Money & Company

Tracking the market and economic trends
that shape your finances.

« Previous Post | Money & Company Home | Next Post »

Restaurant breakfasts starting to get popular, report says

December 12, 2011 | 11:28 am

Restaurant breakfasts -– or what many customers refer to as the meal that’s available when the lunch and dinner menus aren’t –- could end up becoming a huge sales generator for eateries, industry analysts say.

At the moment, the breakfast segment makes up 12% of total restaurant sales – or about $42 billion a year, according to research group Technomic.

But a.m. patronage is growing, especially at fast-food chains. The limited-service segment, which also includes fast casual restaurants such as Panera Bread Co., has added more than 230 new breakfast items in the past two years.

In November, Wendy’s Chief Executive Emil Brolick said the chain would begin focusing more on breakfast items such as its Artisan Egg Sandwich. Morning menus are responsible for 92% of overall traffic growth in the quick service segment over the last five years, he said.

During the weekday, nearly half of consumers say they occasionally pick up breakfast at an eatery, up from the 33% who said the same in 2009.

And such customers tend to be more immune than most to high prices: Most said convenience and speed is more important when it comes to their morning grub.

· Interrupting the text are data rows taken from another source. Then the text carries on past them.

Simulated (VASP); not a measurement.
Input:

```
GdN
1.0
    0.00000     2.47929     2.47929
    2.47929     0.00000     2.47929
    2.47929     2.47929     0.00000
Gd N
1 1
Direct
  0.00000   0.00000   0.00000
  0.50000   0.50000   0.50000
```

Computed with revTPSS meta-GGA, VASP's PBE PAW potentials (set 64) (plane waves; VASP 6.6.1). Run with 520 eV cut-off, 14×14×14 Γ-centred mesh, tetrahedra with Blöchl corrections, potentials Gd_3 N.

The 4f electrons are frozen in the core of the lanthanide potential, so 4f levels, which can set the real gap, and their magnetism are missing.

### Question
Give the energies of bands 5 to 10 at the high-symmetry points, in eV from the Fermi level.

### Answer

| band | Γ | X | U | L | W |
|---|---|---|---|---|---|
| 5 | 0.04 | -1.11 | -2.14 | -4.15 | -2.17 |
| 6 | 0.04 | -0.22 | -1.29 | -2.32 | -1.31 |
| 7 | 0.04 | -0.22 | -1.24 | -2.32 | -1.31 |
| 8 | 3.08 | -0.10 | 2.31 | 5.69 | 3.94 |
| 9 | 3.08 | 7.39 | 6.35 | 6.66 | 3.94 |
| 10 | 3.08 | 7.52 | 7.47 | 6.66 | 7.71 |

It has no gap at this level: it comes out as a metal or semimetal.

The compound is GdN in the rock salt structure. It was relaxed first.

But several chains offered deals this season to entice patrons, with several days of free Chick-fil-A breakfasts in September and a morning of free biscuits from Carl’s Jr. in November.

Coffee is also key -– many diners are loyal to establishments that serve their preferred brew, Technomic said.

The next trend in breakfast will be health, as eateries work in multi-grain and non-fat ingredients, Technomic said.

“Oatmeal is booming,” according to the firm.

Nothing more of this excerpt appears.